Sabic moving ahead with expansion plans

Saudi Basic Industries Corp said net profit for the first half 2006 reached 8.8 billion Saudi riyals ($2.3 billion), 10 per cent lower than a profit of 9.8 billion riyals in the same period of 2005 due to an increase in raw materials costs.

Second-quarter profit for the petrochemicals giant was also two per cent down at 4.6 billion riyals on the same period in 2005, when the company recorded a net profit of 4.7 billion riyals.
Sabic vice-chairman and CEO  Mohammed Al Mady said the company had increased second-quarter profit, compared to the first quarter of this year, on a rise in products sales and an improvement in global petrochemicals prices.

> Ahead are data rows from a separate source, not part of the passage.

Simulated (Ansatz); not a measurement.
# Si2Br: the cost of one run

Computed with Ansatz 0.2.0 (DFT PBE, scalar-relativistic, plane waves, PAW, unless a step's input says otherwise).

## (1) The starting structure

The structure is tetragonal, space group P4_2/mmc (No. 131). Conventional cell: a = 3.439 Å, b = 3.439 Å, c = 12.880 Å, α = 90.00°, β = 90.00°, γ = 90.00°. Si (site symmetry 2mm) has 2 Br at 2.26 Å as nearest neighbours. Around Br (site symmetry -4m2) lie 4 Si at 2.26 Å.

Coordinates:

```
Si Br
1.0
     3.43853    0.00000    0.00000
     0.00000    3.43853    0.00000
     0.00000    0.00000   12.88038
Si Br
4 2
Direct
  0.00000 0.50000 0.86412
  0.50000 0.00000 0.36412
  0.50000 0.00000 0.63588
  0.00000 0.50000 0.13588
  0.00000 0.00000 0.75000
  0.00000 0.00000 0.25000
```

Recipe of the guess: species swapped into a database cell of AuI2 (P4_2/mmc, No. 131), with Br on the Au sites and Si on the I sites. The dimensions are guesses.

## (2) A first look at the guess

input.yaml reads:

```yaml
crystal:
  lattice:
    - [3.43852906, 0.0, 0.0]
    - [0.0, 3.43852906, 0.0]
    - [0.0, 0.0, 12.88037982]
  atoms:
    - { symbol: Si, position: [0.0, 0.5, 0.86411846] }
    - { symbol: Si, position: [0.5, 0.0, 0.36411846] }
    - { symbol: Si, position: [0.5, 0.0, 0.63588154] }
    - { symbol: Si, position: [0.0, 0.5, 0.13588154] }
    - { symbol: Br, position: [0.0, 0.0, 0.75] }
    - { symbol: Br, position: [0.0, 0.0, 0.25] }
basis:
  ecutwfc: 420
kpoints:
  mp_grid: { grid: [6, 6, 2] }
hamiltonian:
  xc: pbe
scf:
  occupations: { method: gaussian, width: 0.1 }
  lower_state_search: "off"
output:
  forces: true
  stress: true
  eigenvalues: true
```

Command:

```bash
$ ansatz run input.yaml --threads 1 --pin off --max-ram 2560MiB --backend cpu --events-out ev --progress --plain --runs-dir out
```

Sabic, however, maintained sales volumes across both the first and second quarter 2006.
Al Mady said first-half output reached 23.5 million tonnes, up 4.4 per cent compared to the 22.5 million tonnes output in the same period last year.
First-half sales were 18.8 million tonnes, up from 17.3 million tonnes in the same period of last year.
The value of exports reached 40.2 billion riyals, compared with 37.1 billion in the same period of 2006.
Al Mady said the company would pay a dividend of 1.5 riyals a share, or 3.75 billion riyals, the equivalent of 15 per cent of the company’s capital.
Results for the rest of the year are expected to be boosted by the expansion of its fertilizer plant.
Sabic earlier said it had agreed with a group of banks to raise a $4.8 billion loan for affiliate Kayan Petrochemical Company, which will offer 45 per cent of its capital to the public this year.
Sabic has also borrowed $800 million through Saudi Arabia's first Islamic bond, a 20-year corporate issue that lead managers said would price at 40 basis points above the Saudi interbank offer rate.